Headshots used to be largely taken for actors and models, but today, many more people want them for corporate websites and LinkedIn profiles. Therefore, it’s a growing market in photography.
At first, the idea of taking headshots can feel overwhelming. That’s one person counting on you for a great shot to represent them. They’re hoping for a professional photo that they can use countless times, online and offline, to help them get where they want to be. To add to the pressure, your subject may well feel as nervous as you do. They’ll be looking for direction, and they will need you to put them at ease to be able to get a natural shot. As such, your people skills are just as important as your photographic skills.
Taking headshots may look basic — it’s just a face, right? — but it’s not as easy as many think. There are still several technical and creative skills to learn to get a professional-looking shot that both you and your subject will be pleased with.
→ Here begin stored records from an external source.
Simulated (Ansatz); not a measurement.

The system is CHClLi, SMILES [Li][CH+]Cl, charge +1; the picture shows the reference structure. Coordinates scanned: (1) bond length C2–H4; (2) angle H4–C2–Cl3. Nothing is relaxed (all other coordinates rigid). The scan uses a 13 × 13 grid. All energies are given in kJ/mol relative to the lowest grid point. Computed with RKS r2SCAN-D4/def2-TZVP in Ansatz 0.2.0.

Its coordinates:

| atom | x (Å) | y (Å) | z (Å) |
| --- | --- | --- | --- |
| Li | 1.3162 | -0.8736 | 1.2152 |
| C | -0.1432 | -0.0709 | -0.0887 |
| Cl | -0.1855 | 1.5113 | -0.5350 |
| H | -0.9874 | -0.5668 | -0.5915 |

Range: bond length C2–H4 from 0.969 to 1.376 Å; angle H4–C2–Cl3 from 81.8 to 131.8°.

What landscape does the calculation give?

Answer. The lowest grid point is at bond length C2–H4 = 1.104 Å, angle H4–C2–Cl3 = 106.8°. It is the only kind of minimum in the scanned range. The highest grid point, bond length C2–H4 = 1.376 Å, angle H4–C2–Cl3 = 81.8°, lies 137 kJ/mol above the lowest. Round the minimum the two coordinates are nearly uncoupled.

Follow these tips from corporate portrait photographers to get started on taking great headshots.
Lots of photographers will take bookings online or via email. It’s a really efficient way of doing business. However, for headshot photography, it’s crucial to have some conversational contact before the shoot. Brief, written communications are not likely to reveal much about the personality of your subject. And, of course, this is what you will need to capture in your shoot.
Try to have a phone consultation, or better yet, a face-to-face conversation before the day of the shoot. Firstly, this will help put your subject at ease. If they feel they have gotten to know you, they will relax more in your presence. This is crucial for getting natural-looking shots. Secondly, you can gather more information that will inform some of your creative decisions. For instance, where do they expect to use these shots? What mood and characteristics do they hope to convey?
Which outfit to wear and how much makeup to apply is clearly a personal decision for your subject. However, it is worth guiding them with some principles that will help them get a classic, sophisticated shot.
Headshots are all about the face — and more particularly, about the eyes. Clothes shouldn’t steal attention. Most people wisely choose neutral colors like grey, pale blue, white or black in shades that complement their eye and skin color.
As for makeup, there’s no need to wear a lot, especially if your subject doesn’t usually apply much. Too much makeup can make for an artificial-looking portrait. It is usually wise to opt for natural-looking makeup. Remind them that touching up the image after the shoot is a possibility. If your subject doesn’t want to wear makeup, a little powder or some blotting papers can remove a potentially awkward sheen from the face.
85mm and 135mm lenses are the most popular lenses for portrait photography. These both allow a decent working distance between the photographer and the subject, with a narrower field of view. With a 50mm lens, you are going to need to get uncomfortably close to get a decent shot.
85mm lenses with either f/1.8 or f/1.2 apertures are great for head and shoulders shots. For tighter shots, a 135mm lens is the ideal option and is in most portrait photographer’s tool kit. It gives that lovely background blur that really makes the face stand out.
Lighting is something that you will want to experiment with as your headshot photography progresses. However, a classic, evenly lit shot is a good place to start. Place a softbox above and just in front of the subject. A reflector can be placed on the subject’s lap to help reduce shadow under the chin.
A classic headshot pose is to sit with the body turned 45 degrees away from the camera. The face points directly at the camera with the eyes looking straight down the lens. A seated position helps your subject relax and produce more natural images. Sit them well in front of your background of choice so that it blurs and the focus is only on the subject. This will prevent distracting shadows if you are using very plain, light-colored backgrounds, too.
Focus on the eyes. The eyes communicate so much about a person and it is these that will “speak” to the audience of the finished image.
Think about the angle you shoot from, too. Taking your image from slightly below can make somebody look stronger or more powerful. Shooting from slightly above will have the opposite effect. Shooting straight on typically looks the most open and friendly.
Keeping your subject engaged in a light-hearted conversation throughout the shoot will help them relax and feel less pressured to “pose.” This way, you should capture plenty more natural smiles. Of course, if your subject wants a more serious shot, you’ll have to adapt to the nature of the conversation.
The idea is to distract your subject from feeling self-conscious. Remember that you are focusing on the eyes up close, so if your subject feels nervous, it will show up through their eyes in your images. Do what you can to keep them feeling positive to encourage natural posture and expressions.
If you can, shoot tethered so that you and your subject can discuss the shoot as it goes on. Their feedback can be valuable and it ensures that both parties finish the shoot knowing there are some good images waiting to be edited and polished. However, avoid being too critical of their pose when discussing results; this will only induce nerves and make it much harder to get a good shot from this point.
Despite its seeming simplicity, headshot photography isn’t as simple as merely pointing a camera at a person close up. There are technical skills to master, and plenty of further techniques to learn as these skills advance. Furthermore, a photographer’s people skills can be as important as their artistic skills in this area of photography.